As the minutes ticked by and groceries were picked out around us, our conversation shifted from how we’re actively pursuing our careers to how we think about them.

Jawana spoke to me about the negativity she sees everywhere and how important it is to find what it is that makes you yourself and embrace it, to find your spirituality and to immerse yourself in positivity instead.

As a senior at the UA with graduation on the precipice in December, these are all questions and ideas I’m confronted with every day from a very one-sided perspective within that insulated bubble of college living.

Everyone on the UA campus tells me that there aren’t any jobs in Tucson, especially not in photography. They tell me that if I want to get a job, I’ve got to move to wherever the job is. As far as they’re concerned, Tucson is not an option for me.

The fact that Tucson and all of the kind, friendly people who live here and have completely stolen my heart seems to be lost on them.

Every day when I look out at those purple Catalinas, at the palm trees, at the colorful little buildings dotting every street, when a stranger simply walking past me says good morning for no reason other than genuine friendliness, when I can’t go anywhere without greeting someone I’ve met through some piece of journalism I’ve done—I feel like I’m home, like this is the place where I belong.

Like Jawana said, every city “has it’s own flavor” and I don’t think there’s any other place in the world that’s quite like Tucson.

Sure, some woman I randomly meet in a grocery store isn’t a career advisor or a seasoned professional in the industry of journalism, but she’s a person who’s chasing her dreams and believes that others can succeed if they work hard enough and really, from the bottom of their hearts, want it.

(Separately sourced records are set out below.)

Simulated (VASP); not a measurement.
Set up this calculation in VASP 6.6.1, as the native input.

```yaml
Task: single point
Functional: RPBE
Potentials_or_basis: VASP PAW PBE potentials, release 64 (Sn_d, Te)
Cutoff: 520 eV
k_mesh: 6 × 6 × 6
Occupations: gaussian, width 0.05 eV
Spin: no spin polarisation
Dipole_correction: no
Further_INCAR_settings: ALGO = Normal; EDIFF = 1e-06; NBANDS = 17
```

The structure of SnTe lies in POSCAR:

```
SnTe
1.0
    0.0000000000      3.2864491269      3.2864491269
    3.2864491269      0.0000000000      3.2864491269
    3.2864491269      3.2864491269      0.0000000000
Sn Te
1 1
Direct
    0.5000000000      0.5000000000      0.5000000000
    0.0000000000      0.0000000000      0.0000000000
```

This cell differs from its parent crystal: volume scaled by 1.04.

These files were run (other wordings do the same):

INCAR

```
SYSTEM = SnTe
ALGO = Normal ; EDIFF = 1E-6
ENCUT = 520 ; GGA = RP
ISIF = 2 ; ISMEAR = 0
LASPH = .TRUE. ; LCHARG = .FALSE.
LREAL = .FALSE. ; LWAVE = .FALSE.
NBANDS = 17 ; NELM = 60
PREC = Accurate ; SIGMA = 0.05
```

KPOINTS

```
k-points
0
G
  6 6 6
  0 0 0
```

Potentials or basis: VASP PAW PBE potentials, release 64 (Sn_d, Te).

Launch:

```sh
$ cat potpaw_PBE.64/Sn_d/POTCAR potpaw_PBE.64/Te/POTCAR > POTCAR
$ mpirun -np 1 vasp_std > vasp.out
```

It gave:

It was such a breath of fresh air to talk with someone about my love for Tucson and desire to stay here and for once not get a disapproving look coupled with a few shakes of the head.

All I was looking for this morning was a nice cup of coffee and a sandwich. I was successful in that endeavor, but I also just stumbled upon this huge outpouring of support from someone who has no reason to care about my life or believe in me, but chose to anyway, which is emblematic of my experience in this little desert mountain town outside of my college campus.

Staying in Tucson is not the easy path to take and I know that. But a little voice in the back of my head keeps calling out to me, reminding me of that old saying, “Nothing worth having comes easy.”